GeorgeSoros Not only greater location precision but new P9 satphone capab will make you now targetable even in the most remote and rural areas, including open seas, hence vessel trackers employ satph tech.
There's a fair amount to unpack.
It is absolutely true that a satellite data network can be very useful when a device wishes to voluntarily share its position, as derived by GPS, with remote parties. So a ship at sea may very well use an Inmarsat or Iridium device to voluntarily report its position. Or an Australian rocket might do the same (source). That's not the same thing as the satellites determining the position of the tracked object.
Historically, satellites were used to determine the positions of vessels in distress (likewise aircraft), but not with great precision. That approach has been replaced by emergency locator beacons that use GPS to determine location and satellite data networks to relay the GPS-determined position (source).

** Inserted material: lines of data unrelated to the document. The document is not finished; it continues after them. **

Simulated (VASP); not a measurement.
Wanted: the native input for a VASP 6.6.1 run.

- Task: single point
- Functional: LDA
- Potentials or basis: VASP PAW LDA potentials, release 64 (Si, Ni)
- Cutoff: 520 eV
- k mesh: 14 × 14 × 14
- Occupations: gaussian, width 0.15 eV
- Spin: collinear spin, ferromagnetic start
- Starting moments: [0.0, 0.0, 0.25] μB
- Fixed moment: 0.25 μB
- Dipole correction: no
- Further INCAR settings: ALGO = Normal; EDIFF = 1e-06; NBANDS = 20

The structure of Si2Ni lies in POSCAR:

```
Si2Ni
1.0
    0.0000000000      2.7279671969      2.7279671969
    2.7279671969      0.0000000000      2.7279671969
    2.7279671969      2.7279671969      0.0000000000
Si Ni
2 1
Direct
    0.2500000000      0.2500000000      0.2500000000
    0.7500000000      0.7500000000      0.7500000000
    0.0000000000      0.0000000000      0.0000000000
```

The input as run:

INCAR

None of the above is directly relevant to current efforts to add satellite service to regular cellular phones. As mentioned earlier (de0u), those efforts center on basically picking up a regular terrestrial LTE base station and putting it in orbit, and then tweaking LTE protocol parameters so that it works. Lofting a terrestrial LTE base station into orbit does not automatically improve its ability to localize handsets beyond the baseline ability of the millions of existing LTE base stations that are already localizing LTE handsets.
So:
- Satellites can be used to localize objects, but not all that well compared to using on-device GPS to localize and using a satellite network to voluntarily relay the position determined by the device.
- Adding "satellite" capabilities to regular cellular phones is about extending LTE service to orbital platforms. It is not the same set of capabilities as Iridium or Inmarsat service.
If you are in position to cite sources supporting the claim that tweaking LTE protocol parameters to enable communicating with in-orbit LTE base stations would somehow pose a privacy threat, perhaps because an orbiting LTE base station would be better at localizing a handset than all of the existing fixed LTE base stations, sharing that information would be great.